STRATEGIES FOR CLAIMING SOCIAL SECURITY BENEFITS
THOUGHT LEADERSHIP PERSPECTIVES
BY PATRICK GORGONZOLA, CFP®
WHEN TO CLAIM SOCIAL SECURITY IS A VERY PERSONAL CHOICE, SO IT’S IMPORTANT TO CONSIDER NOT ONLY YOUR MONTHLY RETIREMENT BENEFIT, BUT ALSO YOUR OVERALL FINANCIAL PICTURE.
There is no “one size fits all” solution to claiming Social Security benefits. As with other matters surrounding your retirement, it’s critical to know your options and test various scenarios before making any major decisions.
One of the biggest variables in claiming Social Security benefits is your own longevity. For this reason, there may not be an easy or obvious answer. While you can claim benefits as early as age 62, albeit at a significantly reduced rate, your full retirement benefit does not begin until you reach Full Retirement Age (FRA). Your benefit continues to increase until age 70, when you reach the maximum benefit. For instance, if you were born in 1960, your FRA is 67 years old, so waiting an additional three years to receive your maximum benefit may not seem significant. However, if you were born in 1954, your FRA would be 66, so in this case, you may wonder if you should start claiming benefits immediately.
Let’s examine several different situations to understand how different factors can impact the various claiming strategies.
In the first two examples below the individuals are currently 60 years old, married, will reach FRA at age 67, and expect to live to age 95.
EXAMPLE 1
Spouse 1 monthly retirement benefit at FRA is $3,000
Spouse 2 monthly retirement benefit at FRA is $2,500
Under this scenario, if both clients were to delay their retirement benefits until age 70, the total cumulative benefit over their expected lifetimes would total approximately $2,050,000. If they were to claim their benefit at the FRA of 67, their cumulative combined lifetime benefit would total approximately $1,850,000. Everyone’s retirement benefit grows by 8% per year between FRA and age 70. It can be tough to find anything else with that level of guaranteed return. With that being said, we circle back to the question of longevity.

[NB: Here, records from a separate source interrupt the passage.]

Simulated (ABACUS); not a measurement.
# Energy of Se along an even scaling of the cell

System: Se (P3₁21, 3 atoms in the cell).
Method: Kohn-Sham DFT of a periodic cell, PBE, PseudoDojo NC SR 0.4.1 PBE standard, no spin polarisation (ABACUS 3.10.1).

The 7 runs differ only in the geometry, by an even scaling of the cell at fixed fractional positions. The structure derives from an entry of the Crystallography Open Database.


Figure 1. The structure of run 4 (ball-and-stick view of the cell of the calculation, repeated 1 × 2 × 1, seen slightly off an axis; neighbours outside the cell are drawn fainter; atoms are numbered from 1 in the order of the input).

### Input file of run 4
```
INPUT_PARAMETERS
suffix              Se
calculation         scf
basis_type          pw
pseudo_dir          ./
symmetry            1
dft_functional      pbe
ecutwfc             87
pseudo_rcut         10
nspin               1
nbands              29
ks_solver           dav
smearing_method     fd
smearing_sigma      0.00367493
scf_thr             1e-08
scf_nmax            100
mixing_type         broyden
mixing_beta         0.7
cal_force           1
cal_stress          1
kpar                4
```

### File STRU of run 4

It is critical to understand the breakeven point—essentially, at what age does it become more beneficial to delay claiming your retirement benefits until age 70, as opposed to full retirement age? In this example, the breakeven age is 83. If both spouses expect to live at least that long, it may make financial sense to delay claiming retirement benefits to maximize the overall lifetime benefit.
EXAMPLE 2
Spouse 1 monthly retirement benefit at FRA is $3,000
Spouse 2 monthly retirement benefit at FRA is $1,000
In this case, delaying claiming retirement benefits until age 70 will result in a cumulative combined lifetime benefit of roughly $1,570,00. If both spouses claim retirement benefits at FRA, the cumulative lifetime benefit would be approximately $1,520,000.
In this scenario, there is another option to consider. Spouse 2 could claim their monthly retirement benefit at their FRA of 67 and Spouse 1 could delay their benefit until age 70. Given the monthly retirement benefits, Spouse 2 would be eligible to receive up to half of Spouse 1’s monthly retirement benefit at Full Retirement Age (in this case $1,500) as a spousal benefit, instead of $1,000/month. In other words, Spouse 2 can claim the larger of the two. If they were to use an alternate strategy like this, the cumulative lifetime retirement benefit would be just over $1,600,000, which is $80,000 greater than the FRA benefit.
EXAMPLE 3
Spouse 1 monthly retirement benefit at FRA is $3,000
Spouse 2 monthly retirement benefit at FRA is also $3,000
In this scenario, Spouse #1 was born in 1957 and Spouse #2 in 1958. The nuance here is the FRA for both spouses. In this case, Spouse 1’s FRA is 66 and 6 months and Spouse 2’s FRA is 66 and 8 months. Under this scenario, delaying claiming retirement benefits until age 70 would lead to a cumulative combined lifetime benefit of roughly $2,300,000. If each spouse were to begin their retirement benefits at their FRA, the cumulative lifetime benefit would be approximately $2,050,000. The breakeven age that makes delaying claiming benefits until age 70 worthwhile is 83 years old.
The difference in combined lifetime benefit between the two strategies in Example #3 continues to grow every day the individuals live beyond age 95. If they were to live to age 100, the delayed claiming strategy would result in a cumulative combined lifetime benefit of roughly $2,750,000 as compared to $2,400,000 under the FRA strategy.
SURVIVING SPOUSE BENEFITS
When planning for longevity and evaluating claiming strategies, it is also important to understand what happens when a spouse passes away. The surviving spouse’s benefit determination will be a function of the monthly retirement benefit for both spouses. If the surviving spouse’s benefit is higher than the deceased spouse’s, the surviving spouse’s benefit will remain the same. If the surviving spouse’s benefit is lower, then the surviving spouse will step into the higher benefit amount that was originally attributed to the deceased spouse.
Keep in mind that the Social Security Administration extends spousal benefits to ex-spouses as well. As long as you were married to someone for at least 10 years and are not currently married, you may be eligible to receive Social Security benefits based on your ex-spouse’s earnings record.
Lastly, never forget that for most people, 85% of your Social Security benefits are subject to federal income tax. Most states exempt Social Security benefits from taxation but there are a few that do include it in taxable income. Be sure to know your state’s rules.